[
Lists Home |
Date Index |
Thread Index
]
ok, I doubt really anyone cared last time, but the format is a little closer
to stabilizing. well, ok, mostly it was more me changing things "around" the
format (eg: hacking things so I could see namespaces during parsing, vs,
just after parsing, ...).
note that, I am no one of interest, presently a hobbyist living with parents
and attending classes at a local community college (off on a small
east-asian island in the pacific). likewise, I have no money or job either,
so I am not willing to try to pay for anything (or try to get parents to buy
it), hell, most stuff doesn't ship here anyways (not in the us or another
major country? many places don't ship).
ok, my implementation of things is similar to dom.
I have recently ran into sax, and can now see how clearly it differs from
dom.
I can say that my api resembles dom, in fact, some ideas were borrowed from
it. however, the w3c did not specify any c bindings afaik, no use to try to
conform exactly to a non-existant spec...
ok, sax looks like it could be cool. it's design could allow more direct
competition, eg, with the line-oriented text files I typically use in other
cases.
reconciling dom and sax style designs though could be a problem, likely it
would require a seperate api, and possibly seperate back-end
parsing/printing code as well.
I can say that, vs trivially encoded wbxml, my format wins size-wise.
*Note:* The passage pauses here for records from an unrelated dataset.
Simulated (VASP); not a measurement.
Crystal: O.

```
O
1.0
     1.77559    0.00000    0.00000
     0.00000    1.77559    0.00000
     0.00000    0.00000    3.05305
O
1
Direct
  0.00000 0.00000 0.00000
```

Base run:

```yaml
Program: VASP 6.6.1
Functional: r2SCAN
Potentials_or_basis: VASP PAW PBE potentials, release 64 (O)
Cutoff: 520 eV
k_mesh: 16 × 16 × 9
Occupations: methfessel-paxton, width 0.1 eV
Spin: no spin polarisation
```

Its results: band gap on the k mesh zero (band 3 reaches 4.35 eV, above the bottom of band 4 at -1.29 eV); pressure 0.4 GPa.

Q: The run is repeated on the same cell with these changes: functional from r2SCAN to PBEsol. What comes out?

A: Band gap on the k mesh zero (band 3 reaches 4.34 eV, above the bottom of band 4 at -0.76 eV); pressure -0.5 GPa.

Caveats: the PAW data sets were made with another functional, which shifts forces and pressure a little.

it is my understanding that, apart from dtd's, all the text needs to be in
the strings table. the problem is the number of bytes it takes to refer to
something in the strings table (eg: 2-3 bytes, per name). in my case, many
tags can become a single byte anyways absent a dtd, which may be an unfair
advantage in this case.
for my tests, wbxml ends up >2x the size of my format, which is about 2x the
size of gzip'ing the source xml. wbxml is still about 1/5 the size of the
input file though.
sadly, it is no longer as simple as it was originally, though "mru" is still
a basic teqnique, along with markov modeling for text strings (encodes a
little faster than lz77), ...
the whole reader/writer setup is presently about 900 loc of c source
(initially, it was closer to about 300 loc).
intended uses:
offline binary file storage (ad-hoc file formats, being intermixed with
other binary formats, ...);
working as a motivator for my use of xml in more places;
cases where the parse-trees "are" the internal representation, and otherwise
I was serializing to other forms;
..
non-intended uses:
particularly large files (well, more on the grounds of worrying about memory
use, though I don't see why not if a sax-like api is created);
over the network (becuase, it is non-standard after all...);
"interchangable" files (I also spec'ed mappings for the features to textual
xml, which is intended to be used for any kind of human-viewing or
interchange);
the case where the internal structure is not xml (really, why then just not
use a specialized format?...).
in general, the format does not use any "external" means to try to save
space or deal with structure (eg: dtd's or schemas), instead, it relies on a
"context" which is built dynamically during reading or writing to eliminate
common patterns (much as typical data compressors do, though with the term
"context" being rather vague here, eg, symbol counts/probabilities used in
adaptive huffman or arithmatic coding, or the windows used in lz77 and
friends). in my case, context includes the mru's and data related to markov
modeling/predicting.
binary payload is a feature, among other things.
also being vaguely considered is some possible means by which to make parts
of the files "indexable". this would include, eg, either clearing or locking
the context so that each indexed chunk could be read correctly and
individually, and, of course, providing an index mechanism. an alternative:
for the toplevel/indexable structures, use a clearly different
representation (eg: modified IFF, a purely inline/verbose format, ...).
<foo xmlns:dtx="uuid:78422bcf-661a-470d-bcd0-cb592cb0f783">
<bar>
<baz dtx:type="binary.base64">
Afg5G8a5Kw...
</baz>
</bar>
</foo>
whole magical namespace thinggy...
attributes in this namespace cause special behavior on the part of the
parser.
otherwise, there is xml-schema, but, of course, I am not using that.
likewise, this namespace will be used for representing/controlling some of
the funky features in the binary variant (binary nodes, ...).
for an indexable toplevel I could be like:
<foo dtx:index="true" xmlns:dtx="uuid:78422bcf-661a-470d-bcd0-cb592cb0f783">
<bar>...</bar>
<bar>...</bar>
<bar>...</bar>
<bar>...</bar>
...
</foo>
for the structure I could make something like:
0x1F 0x01 <STR ns> <STR tag> <ATTRLST2>
<U32 szdata> <BYTE data[szdata]>
<U32 szindex> <BYTE index[szindex]>
ATTRLST2=(<STR ns> <STR key> <STR value> <ATTRLST2>) | (0 0 0)
each indexed item would be as before, but with an initial-state context and
possibly a length prefix.
the index would be a large array of offsets. U32's could be used for sizes
and offsets namely because they allow dynamic seeking and filling them in
later.
alternatively, there are other ways an index could be implemented, eg,
allowing dynamic change of file contents (eg: something b-tree like),
dunno...
an IFF based format is also possible:
FORM sbxe {
LIST nidx {
tag {...}
data {nodes...}
idx {indices...}
}
...
}
my current files could probably be wrapped, eg, as:
FORM sbxe {
data {...}
}
but, I am sure, probably no one cares anyways.
|